(The Hawks’ Rob Ferguson hits the game winner, Chaney moaning to follow)

Yesterday marked Temple’s first visit to St. Joe’s since last February’s infamous assault on John Bryant. Owls coach John Chaney seems to think the controversy was a media creation, writes the Philadelphia Inquirer’s Rich Hoffman.

Yesterday, after Temple’s seventh consecutive loss to Saint Joseph’s, Chaney was complaining about the officiating – not exactly an alert-the-media moment in a long, loud, wonderful career. After a 59-57 loss at the Palestra, he was complaining about “six [blankety-blank] calls in a row, six trips down the floor at the end.” He was saying, “Why not allow a good game like this to end in the hands of the kids?”

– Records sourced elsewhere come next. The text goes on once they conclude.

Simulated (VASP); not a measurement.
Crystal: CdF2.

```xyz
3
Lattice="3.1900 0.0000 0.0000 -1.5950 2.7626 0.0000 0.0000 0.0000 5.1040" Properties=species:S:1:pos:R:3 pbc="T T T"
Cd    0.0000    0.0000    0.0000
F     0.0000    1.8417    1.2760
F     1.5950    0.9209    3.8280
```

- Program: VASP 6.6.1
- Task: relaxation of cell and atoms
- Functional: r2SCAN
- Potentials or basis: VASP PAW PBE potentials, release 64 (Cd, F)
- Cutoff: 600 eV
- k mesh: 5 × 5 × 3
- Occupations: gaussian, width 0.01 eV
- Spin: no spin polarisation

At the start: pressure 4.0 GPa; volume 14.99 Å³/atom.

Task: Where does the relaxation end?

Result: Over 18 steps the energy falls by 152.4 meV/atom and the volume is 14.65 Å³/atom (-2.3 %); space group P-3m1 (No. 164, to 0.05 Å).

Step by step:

It is the kind of thing that will get a professional sports coach fined by his league, but not a really big deal in anyone’s universe; just John being John. Except that it happened on a date that everyone had circled months ago, the first Temple-St. Joe’s game since the ugly business of last season, when Chaney sent Nehemiah Ingram into a game against the Hawks to take hard fouls, one of which broke the arm of St. Joe’s John Bryant.

If you didn’t know the history, you would never have noticed anything yesterday – except that you did know the history. And, as Chaney said, “Philadelphia doesn’t let anything go. You guys [reporters] don’t let nothing go. I’m a lightning rod in this city and I know it. I love it.”

Chaney gives as good as he has ever gotten, and is as Philadelphia as anyone ever was. He says that the incident last season affected the officiating in this game, and the selection of the officials by the Atlantic 10. Later, he said, “Everyone overreacts when an incident like that takes place.”

Chaney blames the media in general – and me, apparently, in particular, based on what he said in the news conference yesterday – for blowing up the incident into something that it wasn’t. That’s fine. He can hold whatever opinions he wants to hold – and he gets talked out of very few things, history suggests.

He said, “I thought we resolved it. Phil (Martelli) and I resolved it. We sent money to Katrina and that’s what we did to resolve it. But you want to sing that song? Keep on singing it. Keep on singing it.”

Chaney ignores the fact that he was the one who brought up the incident when he said it affected this game’s officiating – but, again, that’s fine. After yesterday, everybody around here looks to be pretty much done with it. Hopefully, this is where it ends.